Design research empowers us to innovate confidently. It has the power to inform our vision of what digital products and services need to accomplish to be successful.
It brings real-world insight into both businesses and their customers, saving time and money by clarifying what is needed to build the right thing.
To understand the practical value of research, we have to get under the skin of it's role in projects, businesses and growth.
For these businesses, business-as-usual is no longer business-as-usual.
A couple of years ago, some colleagues of mine worked with an international airline to reinvigorate their digital services. Airlines have been having a tough time. The industry’s iconic imagery of streamlined glamour and luxury have been replaced by aggressively competitive international carriers and digital customers empowered to shop around. For these businesses, business-as-usual is no longer business-as-usual. Caught in the whirlwind of rapid change created by digital innovation, business landscapes shifted and new customer behaviours emerged.
In a crowded marketplace with bargain-hunting customers, the best way to compete is by providing a clearly better service - but it’s a lot harder than saying “make the food better,” plus that isn’t going to win you any friends.
Like many businesses, airlines have a hard time identifying where services can be improved without breaking the bank. Thin margins, sensitivity to local legislation at serviced destinations and volatile fuel costs leaves pretty sparse options. At the same time, decades of legacy business practices have, in many cases, created business cultures adverse to change.

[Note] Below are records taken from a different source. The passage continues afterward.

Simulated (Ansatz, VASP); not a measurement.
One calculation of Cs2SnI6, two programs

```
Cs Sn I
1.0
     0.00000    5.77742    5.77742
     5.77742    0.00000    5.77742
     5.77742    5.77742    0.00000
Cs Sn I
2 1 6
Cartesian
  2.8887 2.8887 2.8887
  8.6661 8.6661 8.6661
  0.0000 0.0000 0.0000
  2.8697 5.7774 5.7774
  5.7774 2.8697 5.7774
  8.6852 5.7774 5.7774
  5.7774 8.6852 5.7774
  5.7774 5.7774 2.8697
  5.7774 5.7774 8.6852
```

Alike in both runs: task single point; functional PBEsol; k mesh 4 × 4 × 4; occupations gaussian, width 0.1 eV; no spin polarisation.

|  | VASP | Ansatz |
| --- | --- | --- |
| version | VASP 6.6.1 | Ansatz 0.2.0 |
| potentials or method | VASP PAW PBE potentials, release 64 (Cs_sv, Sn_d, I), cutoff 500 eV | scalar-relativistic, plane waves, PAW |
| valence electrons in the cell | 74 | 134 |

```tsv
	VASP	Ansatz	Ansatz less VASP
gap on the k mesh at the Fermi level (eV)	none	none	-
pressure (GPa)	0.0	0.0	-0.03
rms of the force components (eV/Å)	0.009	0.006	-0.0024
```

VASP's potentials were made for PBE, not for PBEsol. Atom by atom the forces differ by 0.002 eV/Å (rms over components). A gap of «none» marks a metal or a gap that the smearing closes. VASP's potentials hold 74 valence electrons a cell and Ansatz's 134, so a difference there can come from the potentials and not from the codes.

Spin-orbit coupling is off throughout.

For more businesses than just airlines, the new business-as-usual is rapid, iterative change. To reach new customers, to create new ventures, to stay relevant with changing customer demands - to truly innovate - change is vital. My colleagues had a fair challenge ahead. After fifteen years of the same-old-thing, our client was struggling to see where improved service opportunities lay, and they wanted to invest their hard-earned resources into a solution that could offer them a clear vision.
Design research gives us the confidence to venture into the unknown, and to resist the allure of simply trying to repeat past successes.
Any creative endeavour is a journey into the unknown. Creating digital services that are fit for purpose requires us to collaborate with new teams, to build trust, and to venture forward together into new territory. Michael Arndt, a writer at Pixar, describes his experience of creating the unknown as “like hiking a mountain - blindfolded.” In the context of designing digital products and services, research is our way of finding our path up the mountain.
More relevant products and services
With a realistic picture of the environment, the customers and their needs, we can ensure that the services and products we design will function and bring delight to their users - in whatever contexts and scenarios they’re used.
Reduced risk, increased ROI
By identifying decisive scenarios in which a digital experience needs to perform, research helps to prioritise and target opportunities for increased return on investment and measure how they perform. Measuring impact and validating decisions allows for better and faster decision making, reducing costly procrastination and getting focused, usable products to market faster.
Improved customer relationships
Research shines light on new market opportunities, but also makes it possible to test and validate new ways of thinking, making and doing. Research gives us the confidence to invest in products and services that have never been done before, differentiating from competitors, resonating with customers and working towards business goals.
Better agency/client relationships
Through shared understanding and a sense of ownership in the collaborative process, research and it’s role in fostering understanding brings agencies and clients closer together.
An ongoing realistic overview
With a better picture of how products and services are used, we can measure the success and cost-effectiveness of features, identify opportunities for improvement and target areas for growth.
For asking people what they like
Research should reveal unmet needs, establish context and inform achievable goals, not kowtow to taste or personal preferences.
For post-rationalising choices
Research should inform and validate, not be cherry-picked to support pre-selected ideas.
For throwing data at a problem
The point is to unlock useful knowledge, not misdirect with esoteric data. The ultimate goal of research is not simply to produce data, but to produce actionable insight - data is one part of this, but analysis and synthesis creates insight that informs decisions.
A one off
Research doesn’t have to be a single step when creating a product, it can inform and validate ideas throughout that product’s entire life.
Focused research that is specific to the purpose and goals of a given project needn't be costly. With an array of tools and methodologies that can be tailored to unique projects, design research can validate ideas quickly and economically. In fact, insights from research can save time and money by ensuring they are invested in solutions that have the greatest potential impact or provide that best competitive advantage, and not wasted on recovering from blind spots and unexpected bumps in the road caused by false assumptions.
Great research feeds innovation by giving teams relevant, timely and verifiable information. We can ensure that our designs are fueled by a real understanding of the people and businesses they are created to support by asking questions like:
Whatever path a project may take, research guarantees that the trail up the mountain will be wide enough for organisations to follow and that everyone will reach the top together.